Former high ranking Bosnian Serb official Stojan Zupljanin (L) welcomes lawyer in court room as he attends trial at International Criminal Tribunal for the former Yugoslavia in The Hague, Wednesday (Photo: Reuters)
The Yugoslav war crimes court on Wednesday jailed two former Bosnian Serb officials for 22 years for their roles in a campaign to rid Bosnia of Muslims, Croats and other non-Serbs early in the Balkan country's 1992-95 war.
"The trial chamber hereby sentences Mico Stanisic" and his subordinate Stojan Zupljanin "to a single sentence of 22 years in prison," International Criminal Tribunal for the former Yugoslavia (ICTY) judge Burton Hall said.

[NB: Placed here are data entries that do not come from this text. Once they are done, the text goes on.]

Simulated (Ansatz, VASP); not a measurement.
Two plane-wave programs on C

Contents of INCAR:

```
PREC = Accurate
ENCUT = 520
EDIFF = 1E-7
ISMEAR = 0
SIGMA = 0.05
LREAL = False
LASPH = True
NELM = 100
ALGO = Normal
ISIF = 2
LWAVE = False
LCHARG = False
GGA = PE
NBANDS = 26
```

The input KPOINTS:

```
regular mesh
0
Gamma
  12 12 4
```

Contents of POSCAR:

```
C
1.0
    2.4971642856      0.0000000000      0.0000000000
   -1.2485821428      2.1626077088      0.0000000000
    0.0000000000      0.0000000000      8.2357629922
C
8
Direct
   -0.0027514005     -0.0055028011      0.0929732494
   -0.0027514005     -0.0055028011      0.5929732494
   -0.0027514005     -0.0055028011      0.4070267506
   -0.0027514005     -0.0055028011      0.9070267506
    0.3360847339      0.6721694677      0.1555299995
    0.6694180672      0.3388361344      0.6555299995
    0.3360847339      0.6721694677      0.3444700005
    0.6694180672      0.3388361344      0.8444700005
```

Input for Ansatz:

Stanisic, 58, a former minister in the Bosnian Serb Ministry of Internal Affairs and former regional security services chief Zupljanin, 61, faced war crimes and crimes against humanity charges including murder, torture and cruel treatment of non-Serbs in municipalities and detention centres during Bosnia's war which left 100,000 people dead and some 2.2 million homeless.
"The chamber finds that the goal of these actions was the establishment of a Serb state as ethnically pure as possible," Hall said.
"Through these acts and omissions both intended and significantly contributed to the plan of removing Muslims and Croats from the territory of the planned Serbian state," the judge said.
Zupljanin later became an advisor to former Bosnian Serb leader Radovan Karadzic, who is himself facing charges of war crimes, crimes against humanity and genocide before the ICTY.
Stanisic gave himself up in March 2005 and was released afterwards to move around freely until being summoned to stand trial.
Zupljanin, a former police chief in the Krajina region of northwestern Bosnia who was arrested in 2008 after more than nine years on the run, has remained in custody after being judged a flight risk.